Testimony of
James R. Edwards, Jr., Ph.D.
Coauthor, The Congressional Politics of Immigration Reform
on
The Benefits to the U.S. Economy of a More Highly Skilled Immigrant Flow
before the
House Subcommittee on Immigration and Claims,
Committee on the Judiciary
March 25, 1999
Pursuant to House Rule XI, clause 2(g)(4), I hereby disclose that I have received no federal grant, contract, or subcontract in the current or preceding two fiscal years. I appear before the subcommittee on my own behalf, not representing my employer, coauthor, publisher, or any other entity.
Summary of the Prepared Statement of James R. Edwards, Jr., Ph.D., before the House Subcommittee on Immigration and Claims, March 25, 1999
If we project current immigration trends over the next three decades, we see a mismatch between the preponderance of the current immigrant flow and the direction of the American economy. This mismatch exists today and only worsens if our immigration admissions criteria remain unchanged.
The fastest growing sections of the American economy require a skilled and educated workforce - usually a bachelor's degree or higher. Meanwhile, the present immigration preference system gives scant attention to the levels of education, skills, literacy, or English language proficiency of prospective immigrants.
By changing the immigration system so that it emphasizes skills and education, America's economy would benefit in a number of ways. First, a more highly skilled immigrant flow would help equalize the skills and education levels of the immigrant population and the native population. This change would help minimize the effect of immigration on the wage structure of native workers.
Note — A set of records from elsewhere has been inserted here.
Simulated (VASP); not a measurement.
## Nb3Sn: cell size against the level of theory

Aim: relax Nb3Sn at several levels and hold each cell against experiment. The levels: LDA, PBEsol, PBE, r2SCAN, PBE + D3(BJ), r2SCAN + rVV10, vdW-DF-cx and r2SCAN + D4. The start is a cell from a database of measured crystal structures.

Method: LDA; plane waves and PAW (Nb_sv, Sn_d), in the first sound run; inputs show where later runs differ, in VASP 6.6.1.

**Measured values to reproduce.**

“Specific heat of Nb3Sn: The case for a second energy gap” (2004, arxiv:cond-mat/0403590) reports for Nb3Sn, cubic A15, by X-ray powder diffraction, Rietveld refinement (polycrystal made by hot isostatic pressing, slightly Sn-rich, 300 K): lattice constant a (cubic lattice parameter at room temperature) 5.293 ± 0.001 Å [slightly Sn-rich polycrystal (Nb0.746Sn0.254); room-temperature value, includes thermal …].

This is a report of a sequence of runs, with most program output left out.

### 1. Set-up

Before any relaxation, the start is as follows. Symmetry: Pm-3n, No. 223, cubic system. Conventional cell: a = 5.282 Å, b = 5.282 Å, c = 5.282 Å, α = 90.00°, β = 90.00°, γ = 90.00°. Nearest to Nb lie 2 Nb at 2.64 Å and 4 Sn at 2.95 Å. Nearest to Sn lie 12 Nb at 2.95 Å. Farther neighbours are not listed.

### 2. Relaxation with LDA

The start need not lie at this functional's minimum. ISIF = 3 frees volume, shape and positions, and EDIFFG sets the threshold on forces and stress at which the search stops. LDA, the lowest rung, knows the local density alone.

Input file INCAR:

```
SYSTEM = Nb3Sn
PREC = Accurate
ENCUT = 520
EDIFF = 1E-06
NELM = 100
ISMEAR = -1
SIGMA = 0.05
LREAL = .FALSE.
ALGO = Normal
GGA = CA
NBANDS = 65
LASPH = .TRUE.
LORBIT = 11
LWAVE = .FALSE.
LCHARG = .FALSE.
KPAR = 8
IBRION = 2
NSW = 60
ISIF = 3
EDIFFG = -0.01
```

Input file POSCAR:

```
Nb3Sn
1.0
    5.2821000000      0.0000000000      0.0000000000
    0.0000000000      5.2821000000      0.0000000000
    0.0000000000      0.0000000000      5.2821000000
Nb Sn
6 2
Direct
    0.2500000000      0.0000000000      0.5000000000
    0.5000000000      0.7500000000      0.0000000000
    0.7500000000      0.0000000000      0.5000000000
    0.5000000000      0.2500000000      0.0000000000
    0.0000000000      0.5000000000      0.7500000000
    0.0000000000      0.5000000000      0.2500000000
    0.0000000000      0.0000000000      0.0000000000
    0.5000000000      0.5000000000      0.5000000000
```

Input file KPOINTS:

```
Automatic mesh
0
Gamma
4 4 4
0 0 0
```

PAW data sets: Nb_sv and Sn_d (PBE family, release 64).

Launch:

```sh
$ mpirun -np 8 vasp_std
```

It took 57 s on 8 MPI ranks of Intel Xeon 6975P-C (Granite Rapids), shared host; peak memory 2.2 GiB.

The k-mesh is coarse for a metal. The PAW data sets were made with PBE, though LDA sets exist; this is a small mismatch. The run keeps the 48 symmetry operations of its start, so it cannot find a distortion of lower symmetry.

Second, emphasizing skills in the immigrant selection process would increase the prospects of immigrant success. Skilled and educated immigrants are unlikely to become public charges. And as the Jordan Commission recognized, skilled immigrants' contributions go farther to the benefit of the U.S. economy. These skilled immigrants are equipped to create wealth and create jobs - that is, skilled immigrants help spur economic growth.
The evidence shows this to be true. The New Immigrant Survey found that immigrants in the more skilled immigration categories are best equipped for economic success here.
Third, greater emphasis on skills and education in immigrant selection would help diminish some of our most troubling social problems, such as illiteracy, poverty, lack of English proficiency, welfare usage, unemployment, and lack of health coverage. At present, immigrants are disproportionately likely to fall into these categories.
Specifically, we should change our immigration system so that it places greater emphasis on skills and education. A new system should give individuals points for educational attainment, with a high school diploma a virtual requirement. Points should be gained for English proficiency, literacy, and significant work experience in a skills-based occupation. Family ties should gain one points, depending on the closeness of the relation, but to a much lesser extent than would be the case today.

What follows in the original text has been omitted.